How Much You Can Make Forex Day Trading (2024)

Many people like trading foreign currencies on the foreign exchange (forex) market because it requires the least amount of capital to start day trading. Forex trades 24 hours a day during the week and offers a lot of profit potential due to the leverage provided by forex brokers. Forex trading can be extremely volatile, and an inexperienced trader can lose substantial sums.

The following scenario shows the potential, using a risk-controlled forex day trading strategy.

Key Takeaways

  • Risk management is a critical part of forex trading strategy, usually done with a stop-loss order.
  • Day traders want to aim for at least a 50% win rate.
  • A higher win rate gives you more risk/reward flexibility, and a high risk/reward ratio means that your win rate can be lower and still stay profitable.
  • With careful risk management, an experienced and successful forex trader with a 55% win rate could make returns above 20% per month.

Forex Day Trading Risk Management

Every successful forex day trader manages their risk; it is one of, if not the most, crucial elements of ongoing profitability.

To start, you must keep your risk on each trade very small, and 1% or less is typical. That means that if you have a $3,000 account, you shouldn't lose more than $30 on a single trade. That may seem small, but losses do add up, and even a good day trading strategy will see strings of losses. Risk is managed using a stop-loss order, which will be discussed in the Scenario section below.

Forex Day Trading Strategy

While a strategy can potentially have many components and can be analyzed for profitability in various ways, a strategy is often ranked based on its win rate and risk/reward ratio.

Win Rate

Your win rate represents the number of trades you win out of a given total. Suppose you win 55 out of 100 trades; your win rate would be 55%. Having a win rate above 50% is ideal for most day traders, and 55% is attainable.

Risk/Reward

Risk/reward signifies how much capital is being risked to attain a certain profit. If a trader loses 10 pips on losing trades but makes 15 on winning trades, they are making more on the winners than they're losing on losers. That means that even if the trader only wins 50% of their trades, they will be profitable. Therefore, making more on winning trades is also a strategic component for which many forex day traders strive.

A higher win rate for trades means more flexibility with your risk/reward, and a high risk/reward means that your win rate can be lower, and you'll still be profitable.

Hypothetical Scenario

Suppose a trader has $5,000 in capital funds, and they have a decent win rate of 55% on their trades. They risk only 1% of their capital, or $50, per trade. That is accomplished by using a stop-loss order. For this scenario, a stop-loss order is placed five pips away from the trade entry price, and a target is placed eight pips away. That means that the potential reward for each trade is 1.6 times the risk (8 pips divided by 5 pips). Remember, you want winners to be bigger than losers.
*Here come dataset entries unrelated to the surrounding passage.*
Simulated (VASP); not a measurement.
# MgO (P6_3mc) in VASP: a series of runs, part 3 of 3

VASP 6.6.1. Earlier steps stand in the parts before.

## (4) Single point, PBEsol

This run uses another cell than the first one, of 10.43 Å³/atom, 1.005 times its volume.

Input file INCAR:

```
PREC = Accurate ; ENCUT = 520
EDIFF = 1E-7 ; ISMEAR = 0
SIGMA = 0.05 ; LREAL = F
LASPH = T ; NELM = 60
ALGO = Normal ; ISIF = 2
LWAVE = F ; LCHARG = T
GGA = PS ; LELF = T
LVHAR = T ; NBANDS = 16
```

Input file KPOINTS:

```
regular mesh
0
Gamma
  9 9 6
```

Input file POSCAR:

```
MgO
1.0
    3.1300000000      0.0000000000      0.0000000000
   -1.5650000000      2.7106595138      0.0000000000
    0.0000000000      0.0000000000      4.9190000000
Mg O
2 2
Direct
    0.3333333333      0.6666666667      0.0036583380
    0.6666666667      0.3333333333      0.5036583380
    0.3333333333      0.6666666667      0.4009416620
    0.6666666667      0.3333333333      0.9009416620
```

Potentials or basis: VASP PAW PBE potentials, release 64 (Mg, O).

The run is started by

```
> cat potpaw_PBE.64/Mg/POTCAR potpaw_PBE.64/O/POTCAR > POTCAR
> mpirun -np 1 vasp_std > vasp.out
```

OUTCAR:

While trading a forex pair for two hours during an active time of day, it's usually possible to make about five "round turn" trades (round turn includes entry and exit) using the above parameters. If there are 20 trading days in a month, the trader is making 100 trades, on average, in a month.

Trading Leverage

In the U.S., forex brokers provide leverage up to 50 to 1 on major currency pairs. For this example, suppose the trader is using 30 to 1 leverage, as that usually is more than enough leverage for forex day traders. Since the trader has $5,000 and leverage is 30 to 1, the trader can take positions worth up to $150,000. Risk is still based on the original $5,000; this keeps the risk limited to a small portion of the deposited capital.

Forex brokers often don't charge a commission, but rather increase the spread between the bid and ask, thus making it more difficult to day trade profitably. ECN brokers offer a very small spread, making it easier to trade profitably, but they typically charge about $2.50 for every $100,000 traded ($5 round turn).

Trading Currency Pairs

If you're day trading a currency pair such as the USD/CAD, you can risk $50 on each trade, and each pip of movement is worth $10 with a standard lot (100,000 units worth of currency). Therefore, you can take a position of one standard lot with a five-pip stop-loss order, which will keep the risk of loss to $50 on the trade. That also means that a winning trade is worth $80 (8 pips x $10).

This estimate shows how much a forex day trader could make in a month by executing 100 trades:

  • 55 trades were profitable: 55 x $80 = $4,400
  • 45 trades were losers: 45 x ($50) = ($2,250)

Gross profit: $4,400 - $2,250 = $2,150 if no commissions (win rate would likely be lower)

Net profit: $2,150 - $500 = $1, 650 if using a commission broker (win rate would likely be higher)

Assuming a net profit of $1,650, the return on the account for the month is 33% ($1,650 divided by $5,000). That may seem very high, and it is a very good return. See below for more on how this return may be affected.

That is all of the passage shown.